While Willmorth comes from the lighting industry, he was a very early adopter of LEDs in lighting applications. He was equally critical and appreciative of aspects of both of the industries. But he said that there remains a fundamental disconnect between the 9- to 18-month development cycle for lighting products and what he described as a two-month cycle for LEDs.
In describing the two mindsets, Willmorth said, "The lighting industry makes a million different things one time." In contrast, he said the electronics industry wants to make a million of one thing. An exaggeration for sure, but still his point hits home.
The transition to LEDs has clearly been painful for the lighting industry. Early on, the LED manufacturers over-promised in terms of performance and lifetime and under-delivered. Willmorth said, "Somewhere around 2011 the products started performing as promised."
Today, the LED industry regularly over-delivers in terms of lumen output and efficacy. That would on the surface seem to be a good thing. But Willmorth says that it can be a problem for lighting manufacturers and designers who work based on a published spec only to find out that the capabilities of the light source have changed by the time a product ships or an installation is complete.
The electronics industry has also brought along an overload of new standards that, while in theory are both needed and good, have overwhelmed the lighting industry. Willmorth showed a complicated chart with a complex stack of optical, electronic, safety, form factor, networking, and other standards that he calls the "SSL Dog Pile 2013" and said, "This is suffocating."

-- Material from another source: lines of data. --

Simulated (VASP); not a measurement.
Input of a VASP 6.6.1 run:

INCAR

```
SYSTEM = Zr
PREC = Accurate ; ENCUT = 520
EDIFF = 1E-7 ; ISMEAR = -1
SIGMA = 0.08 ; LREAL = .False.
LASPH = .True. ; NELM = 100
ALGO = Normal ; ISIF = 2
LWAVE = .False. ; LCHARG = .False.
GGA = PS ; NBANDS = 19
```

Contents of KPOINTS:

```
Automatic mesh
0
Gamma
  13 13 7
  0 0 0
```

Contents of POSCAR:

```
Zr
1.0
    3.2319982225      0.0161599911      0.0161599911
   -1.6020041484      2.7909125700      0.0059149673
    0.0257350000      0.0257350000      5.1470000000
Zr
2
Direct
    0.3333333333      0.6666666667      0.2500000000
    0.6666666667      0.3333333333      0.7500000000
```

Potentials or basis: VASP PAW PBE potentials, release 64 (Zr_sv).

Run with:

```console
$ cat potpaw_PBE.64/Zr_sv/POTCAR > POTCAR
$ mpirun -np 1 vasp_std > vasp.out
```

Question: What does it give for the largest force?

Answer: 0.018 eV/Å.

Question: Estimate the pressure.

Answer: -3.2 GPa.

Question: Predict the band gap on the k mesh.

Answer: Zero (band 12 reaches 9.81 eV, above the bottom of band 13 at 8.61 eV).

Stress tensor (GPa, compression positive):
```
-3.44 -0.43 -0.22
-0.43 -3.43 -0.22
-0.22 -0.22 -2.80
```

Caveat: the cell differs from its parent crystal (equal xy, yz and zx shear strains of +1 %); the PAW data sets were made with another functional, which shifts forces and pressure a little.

He still reserved plenty of criticism for the lighting industry, and especially its affinity for the Edison socket and light bulb. He said, "We should have made the Edison socket illegal rather than the incandescent lamp," referring to energy-efficiency regulations on lightbulbs.
Willmorth described the Edison base as dangerous and not capable itself of passing UL safety standards, whereas products that are installed in the Edison socket are held to stricter standards. He said California Title 24 is step in the right direction, requiring GU10 and GU24 lamps in new homes and offices.
The LED component industry has played a part in the longevity of the Edison socket as well. Willmorth roasted the US Department of Energy L Prize for its part in the process. He said, "The real winner is the Edison socket surviving another round of advancing technology."
But the lighting industry is clinging to the established technology as well. Willmorth clearly thinks that retrofit lamps are holding back real advancements in energy savings, lighting design, and better lighting experiences for people. He concludes, "The incandescent lamp is dead. Let's get over it already."